It seems like there are multiple ways to access one file from another. Why would I choose one method over another?
local a = loadfile('foo.lua')()
local b = require 'foo.lua'
local c = import 'foo.lua'
There is no import
function in the Lua standard library. Not for 5.1, 5.2 or 5.3. Maybe you're thinking of some other code that supplies this functionality; you'll have to ask the provider of that function about it.
require
does not load .lua
files; it loads modules. Exactly what require
does is defined by package.loaders
in 5.1 or package.searchers
in 5.2/3. A particular module may be implemented as a .lua
file, but it may also be a .dll/.so
. Or it may be a name that's looked up in a compile-time table if the module is internal to the application. Or it could download something from the internet. Or anything at all, depending on what the loaders
/searchers
do.
The default loaders
/searchers
can load .lua
files, but they only search through directories based on the Lua search path. This path is initialized by an environment variable, but the user can override it.
Module naming conventions also have some notion of sub-modules. You almost never put ".lua" in a module name. require
loads modules, not files; any files loaded are a side-effect of loading a module.
Oh, and require
caches loaded modules. Calling it again with the same module name will simply return the module that was previously loaded. If you want to reload a module, you have to effectively unload it first, which requires editing the module cache. package.loaded
stores the module cache; setting an entry to nil
removes it from the cache, forcing require
to reload it.
Note that this will not automatically change any code that already fetched the module. Lots of Lua files will have something like local module_name = require "module_name"

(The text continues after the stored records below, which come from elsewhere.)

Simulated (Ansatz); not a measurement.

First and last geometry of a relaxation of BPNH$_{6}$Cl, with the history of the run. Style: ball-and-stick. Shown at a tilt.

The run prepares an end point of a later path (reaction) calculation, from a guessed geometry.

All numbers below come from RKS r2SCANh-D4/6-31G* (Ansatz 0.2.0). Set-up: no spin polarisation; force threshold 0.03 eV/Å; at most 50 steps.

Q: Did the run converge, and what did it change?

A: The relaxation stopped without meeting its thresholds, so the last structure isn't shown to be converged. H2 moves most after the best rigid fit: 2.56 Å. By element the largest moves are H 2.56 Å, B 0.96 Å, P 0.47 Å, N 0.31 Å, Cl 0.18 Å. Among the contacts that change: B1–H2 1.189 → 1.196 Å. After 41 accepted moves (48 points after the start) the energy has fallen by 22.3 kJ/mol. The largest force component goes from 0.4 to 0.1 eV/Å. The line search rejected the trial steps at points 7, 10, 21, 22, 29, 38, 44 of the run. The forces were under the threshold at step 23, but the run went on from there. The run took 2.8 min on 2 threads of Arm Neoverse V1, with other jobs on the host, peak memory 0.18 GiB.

at the top of the file. You cannot reach into such scripts and change what they've already fetched. You would have to re-execute such scripts.
As such, attempting to change a module in-situ can be dangerous unless code is specifically written to expect it.
loadfile
loads a file from the disk and compiles it as a Lua chunk. It uses the C standard library facilities to do the file loading, so paths work in accord with the C library implementation that Lua was compiled with. It returns the loaded chunk but does not execute it.